I already had this article ready to post before the unfortunate events of last night – my condolences to family and friends. I’d like to think that media reporting around cycling safety is a little more enlightened now than seven years ago (although it still seems to be all these inanimate “cars” that do all the crashing into “cyclists”…). This article, originally from July 2013, highlights the problems when news reports paint a picture that may imply the wrong thing…
I’ve had an interesting conversation recently with someone working on a PhD at the University of Canterbury looking at transport identities. I’m hopeful that she will write us an article or two here so I’m not going cover much of the work that she has been doing analysing New Zealand media articles about cyclist accidents. However some articles by James D Schwarz who writes in the Urban Country Bicycle Transportation Blog, which seems to be focused largely on Toronto, caught my eye.

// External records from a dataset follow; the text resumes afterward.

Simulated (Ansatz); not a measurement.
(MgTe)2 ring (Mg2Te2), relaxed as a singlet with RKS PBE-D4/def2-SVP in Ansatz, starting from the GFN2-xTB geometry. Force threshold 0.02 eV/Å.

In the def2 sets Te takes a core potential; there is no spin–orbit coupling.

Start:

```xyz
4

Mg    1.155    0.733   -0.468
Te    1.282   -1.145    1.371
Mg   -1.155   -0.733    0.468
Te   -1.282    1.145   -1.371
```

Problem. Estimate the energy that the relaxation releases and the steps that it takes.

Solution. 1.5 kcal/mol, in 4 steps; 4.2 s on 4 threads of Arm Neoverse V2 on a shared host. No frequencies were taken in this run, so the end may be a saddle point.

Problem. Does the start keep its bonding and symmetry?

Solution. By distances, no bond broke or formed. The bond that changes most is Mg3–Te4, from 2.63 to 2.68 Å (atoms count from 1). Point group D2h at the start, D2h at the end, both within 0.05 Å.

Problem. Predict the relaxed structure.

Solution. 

The first article was called, Blaming the victim gives a false sense of security to people. In this case the police had not taken a good look at the circumstances of a cyclist’s death and told his family that he had run a red light, when in fact he had been stationary waiting at an intersection when he was killed by a driver with numerous prior driving infractions. Schwarz suggests, perhaps rightly, that the police just assumed the cyclist must be in the wrong and assumed that the driver must have been blameless when in fact that was far from true. We’ve seen many other articles that highlight this issue and of course seems to have been reflected in New Zealand in the recent series of events around Jane Farrelly’s death in which the driver of the truck that killed her was not charged. I wonder what would have happened if a motorist had been killed rather than a cyclist? These are very obvious instances of a car centric bias but there is quite a bit more to it.
The second article looks at the staggering number of deaths caused by motorists and the ways in which the media discuss what happens. In this case he looks at an article about a motorist who injured 10 people including 6 pedestrians because of an illegal manoeuvre. The journalist listed a whole range of pedestrian behaviours which had nothing to do with the accident in question but only noted that the driver performed a manoeuvre.
It does seem like there are some issues in the way the people who are driving motor vehicles are often not discussed – as in the motor vehicle crossed the centre line (rather than the motorist who drove it that way) while it was the cyclist that ran the red light. Likewise, even coroners, it seems, like to put the responsibility for road cycling deaths back on cyclists when in fact it was the motorist that was in the wrong; for example, in suggesting that cyclists should be required to wear high viz rather than motorists who need to take a second look at intersections. This is especially problematic when the cyclist was wearing high viz at the time he was killed, and would seem to be a case of putting the responsibility for road safety back on those who are most vulnerable on the road.
Take a look at this article – a nice article that immediately puts all the blame on the actions of the cyclist. Do we know whether the car that hit him was giving him a 1.5 m gap? The judgement has been made – it was all the cyclist’s fault and nothing to do with the driver. Likewise check out this article. In comparison, little is said about this accident except that the car veered into this child who was just “in the wrong place at the wrong time” (actually he was in the right place!) and that was asserted by the school principal rather than given as a fact by the journalist.
So next time you see an article, take a look at how traffic accidents are reported, and even watch the way you talk about behaviour on the roads. We seem to be very quick to lay the blame with vulnerable road users and not nearly so quick to lay it with motorists. Why is it that we often put the responsibility for accidents back on the most vulnerable road users? Is it just a way of helping ourselves feel more secure? Or are we also buying into the car centric culture that surrounds us?